And that’s funny because when the show debuted, not only was Julia the least-focused on, character-wise, but probably the Braverman kid that got the least attention, perhaps because she seemed to have it all figured out and wasn’t as much drama as overgrown man-child Crosby (Dax Shepard) and perpetual screw-up Sarah (Lauren Graham). And with her sweet supportive husband and cute, if hideously bratty daughter, high-powered lawyer Julia was the one you didn’t have to worry about. So the show didn’t and neither did I – other than her pretty husband, I never paid her much mind.

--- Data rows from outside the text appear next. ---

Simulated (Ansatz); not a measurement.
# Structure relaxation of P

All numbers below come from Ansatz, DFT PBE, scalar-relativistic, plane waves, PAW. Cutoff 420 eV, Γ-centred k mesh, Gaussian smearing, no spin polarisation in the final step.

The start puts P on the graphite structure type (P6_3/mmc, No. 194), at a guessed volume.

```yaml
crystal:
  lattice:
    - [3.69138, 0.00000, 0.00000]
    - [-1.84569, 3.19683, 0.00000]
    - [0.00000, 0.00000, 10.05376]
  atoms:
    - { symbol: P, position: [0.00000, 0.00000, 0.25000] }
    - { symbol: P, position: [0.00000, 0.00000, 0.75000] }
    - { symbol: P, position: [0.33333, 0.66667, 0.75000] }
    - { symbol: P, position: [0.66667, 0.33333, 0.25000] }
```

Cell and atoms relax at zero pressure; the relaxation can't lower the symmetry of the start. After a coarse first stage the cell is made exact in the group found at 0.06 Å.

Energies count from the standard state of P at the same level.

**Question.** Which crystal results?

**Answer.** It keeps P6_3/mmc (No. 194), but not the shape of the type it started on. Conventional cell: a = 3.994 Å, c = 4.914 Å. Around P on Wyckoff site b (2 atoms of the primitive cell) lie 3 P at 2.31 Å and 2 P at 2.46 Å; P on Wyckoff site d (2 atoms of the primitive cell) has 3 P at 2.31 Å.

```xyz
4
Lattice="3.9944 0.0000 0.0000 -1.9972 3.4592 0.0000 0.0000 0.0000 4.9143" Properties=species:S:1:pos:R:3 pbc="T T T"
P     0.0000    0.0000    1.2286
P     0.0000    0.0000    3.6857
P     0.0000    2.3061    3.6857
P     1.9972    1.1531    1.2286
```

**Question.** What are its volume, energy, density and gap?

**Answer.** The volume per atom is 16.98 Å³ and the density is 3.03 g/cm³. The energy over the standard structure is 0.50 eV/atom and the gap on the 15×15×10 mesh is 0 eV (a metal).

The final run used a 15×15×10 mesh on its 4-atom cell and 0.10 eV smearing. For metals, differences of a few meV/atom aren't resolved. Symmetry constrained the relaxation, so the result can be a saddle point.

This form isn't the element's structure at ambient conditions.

When the show started, the character I most identified with was Adam’s wife Kristina (Monica Potter), who’d grown up in an unhappy family and wasn’t always appreciative of the way the Bravermans barged in, physically and emotionally, into each other’s business. (I’m from a big family who’s in and out of each other’s business, even across state lines, and I get it. We’re exhausting.) What a difference six season makes. When “Parenthood” debuted, I’d been married for less than a month. Now, right before my fifth anniversary, I realize that I relate much more to the nuances of marriage as seen through the eyes of Julia and Joel (Sam Jaeger) than to Kristina, a dedicated mother who’s become, to me, increasingly sour and self-righteous.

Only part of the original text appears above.